From charlesreid1

Main link: https://google.qwiklabs.com/focuses/5689?locale=en

Qwiklab

Summary

This lab combines public data sets from NOAA and 311 in NYC. The end goal is to create a model for correlations between number of calls and weather.

Aspects of Google Cloud highlighted for scientists: serverless, easy to use, scalable, sharable

Steps

Overview of the basic steps:

  • Set up a Google Cloud account (follow qwiklabs instructions, or use own)
  • Explore weather data and 311 data in BigQuery
  • Find correlation between weather and complaints

Setting Up Google Cloud Account

Won't cover this here. Use a free trial or use the Qwiklab-provided account.

Exploring Data

To enable the NOAA weather data set, navigate to the BigQuery Console and pick your project.

Now on the left, where the project name is listed, there is a triangle drop-down button next to it.

Click that and pick "Switch to project" and "Display project..." to display the weather data set.

Before running SQL queries, check to make sure you are running SQL queries in legacy mode.

Weather Data

Here is a sample SQL query:

SELECT
  -- Create a timestamp from the date components.
  stn,
  TIMESTAMP(CONCAT(year,"-",mo,"-",da)) AS timestamp,
  -- Replace numerical null values with actual null
  AVG(IF (temp=9999.9,
      null,
      temp)) AS temperature,
  AVG(IF (wdsp="999.9",
      null,
      CAST(wdsp AS Float64))) AS wind_speed,
  AVG(IF (prcp=99.99,
      0,
      prcp)) AS precipitation
FROM
  `bigquery-public-data.noaa_gsod.gsod20*`
WHERE
  CAST(YEAR AS INT64) > 2010
  AND CAST(MO AS INT64) = 6
  AND CAST(DA AS INT64) = 12
  AND (stn="725030" OR  -- La Guardia
    stn="744860")    -- JFK
GROUP BY
  stn,
  timestamp
ORDER BY
  timestamp DESC,
  stn ASC

Let's break it down to understand what it is doing...

  • First, we are selecting a timestamp, plus averages of 3 fields, for each station that is returned by our query. That's the bulk of the SELECT statement.
  • The FROM part of the query indicates which table we're taking data from - the range of our historical data.
  • We want to limit the data to a particular date, so we limit to each June 12 after 2010.
  • Finally, we limit the results to the LaGuardia and JFK airport stations.

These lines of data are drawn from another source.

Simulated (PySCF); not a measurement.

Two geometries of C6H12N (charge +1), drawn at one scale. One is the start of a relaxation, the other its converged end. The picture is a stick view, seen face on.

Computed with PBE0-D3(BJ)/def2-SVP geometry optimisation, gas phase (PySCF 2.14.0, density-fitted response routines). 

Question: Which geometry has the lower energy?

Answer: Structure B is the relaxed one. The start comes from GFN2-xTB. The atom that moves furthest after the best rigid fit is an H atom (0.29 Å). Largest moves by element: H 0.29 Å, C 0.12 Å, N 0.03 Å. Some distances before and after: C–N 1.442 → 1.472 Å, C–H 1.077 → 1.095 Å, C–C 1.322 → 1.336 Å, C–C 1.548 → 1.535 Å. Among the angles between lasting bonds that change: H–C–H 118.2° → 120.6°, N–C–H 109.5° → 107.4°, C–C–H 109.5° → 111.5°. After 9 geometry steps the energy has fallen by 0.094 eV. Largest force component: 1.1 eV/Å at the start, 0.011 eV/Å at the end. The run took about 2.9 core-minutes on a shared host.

So, what does this query do? It plots weather conditions at NYC's two airports for June 12, year over year, starting in 2011


311 Data

To query the NYC 311 data, which is what the original qwiklab was analyzing, we can use the following query:

SELECT
  EXTRACT(YEAR
  FROM
    created_date) AS year,
  complaint_type,
  COUNT(1) AS num_complaints
FROM
  `bigquery-public-data.new_york.311_service_requests`
GROUP BY
  year,
  complaint_type
ORDER BY
  num_complaints DESC

What does this query do? It is asking for information about 311 complaints - specifically, it is counting the number of complaints per year, grouped by complaint type.

  • The SELECT statement extracts the year from the timestamp when the complaint was created
  • The FROM statement specifies that we want to use NYC 311 data
  • GROUP BY means we group the results according to these two dimensions - year and complaint_type
  • We order the results by number of complaints, largest to smallest.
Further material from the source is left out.